Stocking the Future

Paul D. Cason | Hatchery Team Leader | Perry R. Bass Marine Fisheries Station
Stocking the Future
Figure 3. Standardized 600-gallon hauling tank used to transport hatchery-reared fishes to coastal stocking sites.
Fish hatcheries and stocking hatchery-reared fishes into saltwater ecosystems to supplement wild populations (stock enhancement) have been used as a fisheries management tool for more than 100 years in the United States. Stock enhancement has tremendous potential to supplement declining fish stocks. During the last 30 years, Texas Parks and Wildlife Department (TPWD) has used a variety of tools to manage the states' coastal resources. Information gathered from anglers includes number, species, and size of their catch (a practice called "fisheries dependent monitoring" or more commonly "creel surveys"). TPWD also collects its own data using fishing gears such as gill nets, bag seines, and bottom trawls, a practice called "fisheries independent monitoring." These data are analyzed and used to make management recommendations. With an increasing human population and urban development along the Texas coast, habitat protection and restoration efforts are critical to managing our coastal resources. In combination, data collection, fishing regulations, protecting and restoring habitat, and advocating for freshwater inflows into the bays are important, but in true Texas style, TPWD goes a step further. Beginning in 1983, in a response to a dramatic decline in the Texas red drum population, TPWD opened the state's first red drum hatchery.

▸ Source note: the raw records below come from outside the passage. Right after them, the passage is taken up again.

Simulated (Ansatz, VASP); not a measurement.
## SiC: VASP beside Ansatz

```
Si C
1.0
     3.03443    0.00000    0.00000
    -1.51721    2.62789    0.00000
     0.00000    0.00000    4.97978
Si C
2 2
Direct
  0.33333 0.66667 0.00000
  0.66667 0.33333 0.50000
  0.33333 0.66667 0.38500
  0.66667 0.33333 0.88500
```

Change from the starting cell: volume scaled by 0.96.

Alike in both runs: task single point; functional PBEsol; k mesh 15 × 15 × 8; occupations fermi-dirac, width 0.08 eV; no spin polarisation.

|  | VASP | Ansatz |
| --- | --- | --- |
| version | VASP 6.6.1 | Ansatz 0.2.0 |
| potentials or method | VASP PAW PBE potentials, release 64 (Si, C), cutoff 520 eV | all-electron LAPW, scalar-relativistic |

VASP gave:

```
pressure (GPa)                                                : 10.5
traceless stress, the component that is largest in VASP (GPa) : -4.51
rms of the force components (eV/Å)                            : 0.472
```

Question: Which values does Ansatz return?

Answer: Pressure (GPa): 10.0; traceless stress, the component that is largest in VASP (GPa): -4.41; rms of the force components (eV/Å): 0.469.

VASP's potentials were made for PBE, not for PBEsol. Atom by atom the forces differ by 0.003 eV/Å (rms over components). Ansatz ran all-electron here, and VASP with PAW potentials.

Today, TPWD operates three saltwater fish hatcheries. Located strategically along the coast they are the CCA Marine Development Center in Corpus Christi, Perry R. Bass Marine Fisheries Research Center near Palacios, and Sea Center Texas which is located in Lake Jackson. Annually the three hatcheries release a combined total of 20-30 million red drum and spotted seatrout fingerlings (juvenile fish about 1.5 inches long) into Texas' coastal waters. Historically, red drum have been the primary focus of the hatcheries, with more than 651 million fingerlings being released to date. Successful management of the red drum fishery has led to a remarkable recovery, resulting in red drum populations nearing record highs. This being the case, hatchery managers have been able to shift production efforts to other species of concern in recent years. Beginning in 2011, saltwater hatcheries began to ramp up their spotted seatrout production. Also, in recent years, work to develop a large-scale southern flounder stocking program has progressed steadily.

A common question asked is how do you decide where the hatchery-reared red drum are to be stocked (released)? In the spring of each year, TPWD fisheries managers calculate the stocking allocation for each bay system. This calculation takes into account the estimated current population of juvenile red drum present in each bay system, determined by looking at the last three years of fishery-independent bag seine catch rate data. This strategy allows the stocking rate for each bay system to vary from year to year based on the needs of each bay during a particular year. Fish are released from the shoreline at locations that are accessible by truck and trailer and are in close proximity to favorable habitat. Some fingerlings are also stocked by boat so they can be released into prime habitat such as seagrass beds that are not accessible from shore. In an effort to spread out the fingerlings, a maximum of 300,000 fish are stocked in one square mile of coastal waters.

In 2013, the three saltwater fish hatcheries released a total of 21 million red drum, 9.9 million spotted seatrout, and 124,386 southern flounder fingerlings into Texas waters. Hatchery staff made a total of 233 hauling trips while driving 34,281 miles to distribute fish into eight Texas bay systems (Fig. 3). Over 130 different locations were stocked in 2013.

In addition to stocking coastal waters, some red drum fingerlings produced at the Perry R. Bass Marine Fisheries Research Station were stocked into Victor Braunig and Calaveras Lakes near San Antonio. Red drum have a wide range of salinity tolerance, and survive, but do not reproduce in fresh water. Stocking inland reservoirs thus sustains a very popular "put and take" fishery in these lakes. Using a combination of traditional fisheries management practices paired with the stock enhancement program, TPWD strives to find a balance between maintaining healthy and sustainable fish populations on one hand, and providing greater accessibility to fisheries on the other. The stock enhancement program represents one tool that is used to effectively manage Texas' coastal fisheries resources.